Two learning rate schedulers one optimizer

barakb · January 30, 2020, 2:26pm

Hi, I want to adjust the learning rate of part of my model, let’s call it PartA using lr_schedulerA
And PartB using lr_schedulerB.
I didn’t find a way to do this, the only solution I found is to duplicate my optimizer, and put the parameters of each part in the corresponding optimizer:

    optimizerA = torch.optim.SGD(parametersA, args.lr,
                                momentum=args.sgd_momentum,
                                weight_decay=args.weight_decay)

   optimizerB = torch.optim.SGD(parametersB, args.lr,
                                    momentum=args.sgd_momentum,
                                    weight_decay=args.weight_decay)

And then :

        lr_schedulerA = torch.optim.lr_scheduler.MultiStepLR(optimizerA,
                                                        milestones=[100, 150], last_epoch=args.start_epoch - 1)
        lr_schedulerB = torch.optim.lr_scheduler.ExponentialLR(optimizerB,gamma=0.99)

Anyone holds a better idea to share with me?

Thanks!

ptrblck · January 31, 2020, 12:01am

Your approach looks reasonable as you are not duplicating the optimizer but rather use two different optimizers and schedulers for different parts of the model.
I think this use case looks clean and is quite easy to understand so I would stick to it and not hack around param_groups of the optimizer to pass them to different schedulers.

NoobCoder · March 26, 2021, 3:39am

Hello,

I have two parts in my model let’s say ‘feature’ and ‘classifier’. In optimizer, I have defined two learning rates for these parts. I am not sure how I can set up the schedular for these two?

optim.SGD([
{‘params’: model.feature.parameters(), ‘lr’: 0.1},
{‘params’: model.classifier.parameters(), ‘lr’: 1}
], lr=1e-2, momentum=0.9)

I want to use OneCycleLR which needs lr in its parametrs. How should I pass two learning rates?

NoobCoder · March 26, 2021, 3:59am

Oh, that function accepts a list for each parameter group. I tested it, and it works fine.

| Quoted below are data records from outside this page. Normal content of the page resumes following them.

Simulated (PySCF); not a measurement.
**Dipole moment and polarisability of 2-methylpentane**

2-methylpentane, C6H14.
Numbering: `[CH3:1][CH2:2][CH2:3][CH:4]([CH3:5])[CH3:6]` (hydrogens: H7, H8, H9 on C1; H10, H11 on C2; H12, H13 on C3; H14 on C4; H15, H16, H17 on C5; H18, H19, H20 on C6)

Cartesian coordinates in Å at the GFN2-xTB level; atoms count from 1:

Just one note that when you use OneCycleLR, the learning rate in the optimizer does not matter. What you put in max_lr determines your learning rate!

jameslahm · July 16, 2022, 3:07pm

@NoobCoder Hi, I encounter this problem too. Could you share how you set up the OneCycleLR for two different parameter groups with different learning rate? Thanks a lot!